Dr Wikina told The Tide in an interview in Port Harcourt
recently that whether operatorship right was being handed to Nigerian Petroleum
Development company (NPDC) or any independent or indigenous oil company respect
should be accorded to the Nigerian content law.

According to him, “We have passed the stage where an
operating company, be it indigenous or international can be imposed on a
community without proper engagement and due consultations”.

He enjoined government to fund the growth and development of
indigenous companies to enable them acquire needed skills and operational
capabilities to become players in the risk-prone upstream sector.

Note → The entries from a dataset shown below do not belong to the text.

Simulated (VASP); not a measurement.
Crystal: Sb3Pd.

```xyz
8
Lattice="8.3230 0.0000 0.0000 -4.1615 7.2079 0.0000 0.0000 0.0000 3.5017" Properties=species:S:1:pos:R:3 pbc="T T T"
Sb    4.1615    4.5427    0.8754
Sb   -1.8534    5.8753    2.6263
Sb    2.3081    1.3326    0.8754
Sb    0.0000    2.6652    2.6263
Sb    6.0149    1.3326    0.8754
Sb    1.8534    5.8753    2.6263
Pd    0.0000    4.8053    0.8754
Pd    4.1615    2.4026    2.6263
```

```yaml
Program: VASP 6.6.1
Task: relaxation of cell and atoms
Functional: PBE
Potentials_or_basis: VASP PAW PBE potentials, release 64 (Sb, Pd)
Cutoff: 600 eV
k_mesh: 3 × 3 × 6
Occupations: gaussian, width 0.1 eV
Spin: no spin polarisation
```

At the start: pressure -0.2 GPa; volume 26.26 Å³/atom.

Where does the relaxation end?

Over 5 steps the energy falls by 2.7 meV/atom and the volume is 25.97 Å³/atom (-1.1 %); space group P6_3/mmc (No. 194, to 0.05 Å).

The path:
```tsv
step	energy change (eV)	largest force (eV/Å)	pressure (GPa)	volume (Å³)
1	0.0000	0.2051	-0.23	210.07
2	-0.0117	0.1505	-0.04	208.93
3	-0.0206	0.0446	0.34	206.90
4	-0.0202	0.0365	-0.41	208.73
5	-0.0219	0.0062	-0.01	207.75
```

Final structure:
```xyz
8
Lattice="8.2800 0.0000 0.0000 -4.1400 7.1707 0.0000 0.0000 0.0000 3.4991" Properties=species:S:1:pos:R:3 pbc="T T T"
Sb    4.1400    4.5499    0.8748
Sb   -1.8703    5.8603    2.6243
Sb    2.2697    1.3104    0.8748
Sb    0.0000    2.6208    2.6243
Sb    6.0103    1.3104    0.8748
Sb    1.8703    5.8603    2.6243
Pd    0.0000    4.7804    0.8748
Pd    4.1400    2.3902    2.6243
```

Meanwhile in defence of the operatorship of shell’s divested
blocks granted NPDC, an operating arm of Nigerian National Petroleum
Corporation (NNPC), the group managing director of NNPC, Mr Andrew Yakubu  said NPDC deserves it as the performance of
indigenous companies in the nation’s upstream sector has not been very
encouraging.

Yakubu said the combined capacity of the 26 Marginal Field
Operators (MFOs) were less than 10 per cent of the nation’s crude oil
production capacity.

“I have  always said
each time I had the opportunity of doing so that when we look at our
participation in the upstream, indigenous participants have performed very
poorly because we hardly have up to 10 per cent of total production in the
upstream”, he pointed out.

He argued that government’s action in respect of the operatorship
was fair as NPDC had the best capacity and capability among the new partners to
operate the blocks in which the NNPC retains 55 per cent working interest.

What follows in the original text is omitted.